- | 9:00 am
Why voice assistants in the Middle East will need cultural intelligence
In the Middle East, AI-powered voice assistants must grasp nuance, speak with care and be culturally sensitive.

With the landscape of generative AI shifting, voice assistants are becoming increasingly popular in our daily routines. However, in regions like the Middle East, where the Arabic language has many regional dialects, each with its unique vocabulary, expressions, and pronunciation, it takes more than just crisp speech recognition to win users over.
In particular, Khaleeji Arabic—the dialect spoken across Gulf countries like the UAE, Saudi Arabia, Kuwait, and Bahrain—adds a layer of complexity. It includes unique vocabulary, pronunciation, and expressions not found in Modern Standard Arabic (MSA) or other regional dialects. For AI to truly resonate, it must understand what users say, how they say it, and what that means in context.
Put simply, they need to be significantly more intuitive and responsive, have better language understanding, and be culturally sensitive.
WHY LOCALIZATION MATTERS
A recent survey conducted by Researchscape International and commissioned by global tech company Yango revealed that 92% of respondents in the UAE would prefer a smart/AI assistant specifically designed for the Middle East. This preference underscores the desire for features that align with the region’s cultural and linguistic nuances.
Notably, 66% of respondents emphasized the importance of the assistant’s ability to answer questions about Arabic culture, literature, and traditions.
“Spoken expressions often carry meanings far beyond their literal words,” says Deepak Gupta, an AI and data expert based in Abu Dhabi. He points out that Arabic phrases like “Inshallah” can indicate everything from hope to polite doubt, depending on context. Another phrase, “Mashallah”, might express admiration or sarcasm, depending on tone.
A voice assistant that misreads these subtleties could respond inappropriately, damaging user trust. “Accounting for regional expressions and tone makes voice assistants more natural, accurate, and trustworthy,” he adds.
For voice assistants, this means understanding not only different languages but also dialects, cultural references, and even accents.

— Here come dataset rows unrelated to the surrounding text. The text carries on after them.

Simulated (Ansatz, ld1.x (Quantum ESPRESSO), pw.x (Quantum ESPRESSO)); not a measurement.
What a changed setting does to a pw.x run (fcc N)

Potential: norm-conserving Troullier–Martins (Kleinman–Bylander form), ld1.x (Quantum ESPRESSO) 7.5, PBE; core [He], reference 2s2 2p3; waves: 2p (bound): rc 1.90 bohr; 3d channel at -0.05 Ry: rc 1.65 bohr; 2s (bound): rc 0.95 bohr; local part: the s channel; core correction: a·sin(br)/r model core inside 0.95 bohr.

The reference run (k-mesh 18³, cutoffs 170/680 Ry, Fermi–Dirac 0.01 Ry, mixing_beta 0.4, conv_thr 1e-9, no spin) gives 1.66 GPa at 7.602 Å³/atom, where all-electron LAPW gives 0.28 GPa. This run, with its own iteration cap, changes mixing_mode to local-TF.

Rami Abu Arja, of Yasmina—an Arabic-speaking AI voice assistant developed by Yango Group—aims to make interactions with voice assistants like conversations with friends or family members. “You can speak to Yasmina just like you’d talk to your brother or sister,” he says. Use your normal tone, mix in some English or slang—she understands.”
It isn’t just fluency in Khaleeji Arabic and English—Yasmina is trained to understand the local culture. Abu Arja says,“She knows what karak is. She knows where to find it. She understands the jokes and daily habits of people here.”
Meanwhile, dubbed VoxArabica, researchers introduced significant advancements in Arabic speech recognition by developing a system capable of identifying 17 different Arabic dialects in addition to MSA.
Democratizing access, VoxArabica employs models such as HuBERT for dialect identification and Whisper and XLS-R for automatic speech recognition. To enhance accuracy, these models were fine-tuned on various Arabic dialects, including Egyptian and Moroccan. The system also offers zero-shot support for additional dialects, making it adaptable to the Middle East’s linguistic diversity.
In Yasmina’s case, for localization, the team spent two years consulting with local creatives, linguists, and technologists to ensure the assistant could interpret dialects and respond naturally. “We substituted the lack of Arabic data online with actual people who could share their knowledge,” says Abu Arja. Over 1,000 users tested Yasmina in real-world home environments to fine-tune her responses and grasp of both Khaleeji Arabic and English for the UAE market.
CULTURAL GROUNDING
Gupta believes cultural grounding is critical. “The assistant should feel inclusive,” he says. That means respecting traditions but not making assumptions. Some users may want formal greetings like “As-salamu alaykum”, while others prefer casual interactions. Rather than reinforce stereotypes, voice assistants should ask users about their preferences or offer customizable options.
Privacy is also a key concern. In an era where AI devices are often viewed skeptically, voice assistants must earn user trust. Yasmina, for instance, only activates when her name is called, and includes a mute button for complete control. Abu Arja says, “We’re not just teaching machines to talk. We’re teaching them to belong.”
In a region where meaning is embedded in culture as much as in language, voice assistants that understand the full picture will find a lasting place in people’s lives.